How the Repair Service works

The Repair Service runs continuously as a background process. The Repair Service incrementally and cyclically repairs a DSE cluster within the specified completion time. This overview describes the Repair Service behavior and its response to changes in cluster topology or schemas.

The Repair Service works by repairing small chunks of a cluster in the background. The service takes a single parameter, time_to_completion, which is the maximum amount of time it takes to repair the entire cluster once. Typically, you set this to a value lower than your lowest gc_grace_seconds setting (the default for gc_grace_seconds is 10 days). The service might run multiple repairs in parallel, but runs as few as needed to complete within the amount of time specified. The service always avoids running more than one repair within a single replica set.

The Repair Service uses an average of the throughput of recent repairs to calculate how many parallel repairs OpsCenter can complete in the current cycle. Before issuing a new subrange repair, the Repair Service checks for the number of repairs. If the configured maximum pending repairs threshold would be exceeded, the repair skips that node for the time being to avoid overwhelming an already swamped node. The repair task is moved to the back of the pending repair tasks queue and an alert is fired.

Restarting opscenterd

The current state of the Repair Service is persisted locally on the opscenterd server every five minutes by default. If opscenterd is restarted, the Repair Service resumes where it left off.

Note: If automatic failover is configured, be sure to mirror the repair service persist directory.

For more information on repair service continuity during a failure, see failover aftereffects.

Known limitations

If a cluster is datacenter aware and has keyspaces using SimpleStrategy, the repair service will fail to start. Follow the prompts to change the keyspaces to NetworkToplogyStrategy.
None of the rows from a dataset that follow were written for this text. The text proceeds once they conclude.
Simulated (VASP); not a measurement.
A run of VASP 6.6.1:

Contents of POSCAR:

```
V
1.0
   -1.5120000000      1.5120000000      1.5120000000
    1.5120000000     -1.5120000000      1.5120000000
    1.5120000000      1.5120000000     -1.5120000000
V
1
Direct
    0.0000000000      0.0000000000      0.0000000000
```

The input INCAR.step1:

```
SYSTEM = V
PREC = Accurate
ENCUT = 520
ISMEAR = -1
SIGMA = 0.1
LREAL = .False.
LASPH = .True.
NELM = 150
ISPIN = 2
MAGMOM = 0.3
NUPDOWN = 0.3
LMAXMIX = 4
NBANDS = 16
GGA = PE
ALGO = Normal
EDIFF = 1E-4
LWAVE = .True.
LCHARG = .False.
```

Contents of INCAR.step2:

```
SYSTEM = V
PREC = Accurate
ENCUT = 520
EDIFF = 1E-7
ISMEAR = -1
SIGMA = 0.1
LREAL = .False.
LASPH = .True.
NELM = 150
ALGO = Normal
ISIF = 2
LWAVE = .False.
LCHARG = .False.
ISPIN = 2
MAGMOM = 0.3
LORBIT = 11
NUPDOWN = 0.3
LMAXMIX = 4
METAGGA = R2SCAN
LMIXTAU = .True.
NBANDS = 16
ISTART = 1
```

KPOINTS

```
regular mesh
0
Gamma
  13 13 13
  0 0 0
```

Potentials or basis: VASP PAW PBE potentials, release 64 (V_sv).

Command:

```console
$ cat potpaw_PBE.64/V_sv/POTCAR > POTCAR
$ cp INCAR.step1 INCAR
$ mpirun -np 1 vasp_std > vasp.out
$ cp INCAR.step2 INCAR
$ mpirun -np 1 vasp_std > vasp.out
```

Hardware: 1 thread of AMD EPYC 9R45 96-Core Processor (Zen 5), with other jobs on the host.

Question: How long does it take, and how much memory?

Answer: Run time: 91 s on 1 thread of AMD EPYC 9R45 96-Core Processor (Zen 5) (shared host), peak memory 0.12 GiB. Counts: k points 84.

Changes in cluster topology

If a change in cluster topology occurs, the Repair Service stops its current cycle and waits for the ring to stabilize before starting a new cycle. This check occurs every five minutes.

Topology changes:

Nodes moving
Nodes joining a cluster
Nodes leaving a cluster
Nodes being decommissioned

Changes in schemas

Keyspaces added while the repair service is running are repaired when the next subrange repair is started.
Column families (tables) added to existing keyspaces are repaired immediately during the current cycle of the Repair Service.
Keyspaces or column families (tables) can be removed while the Repair Service is running without causing any issues.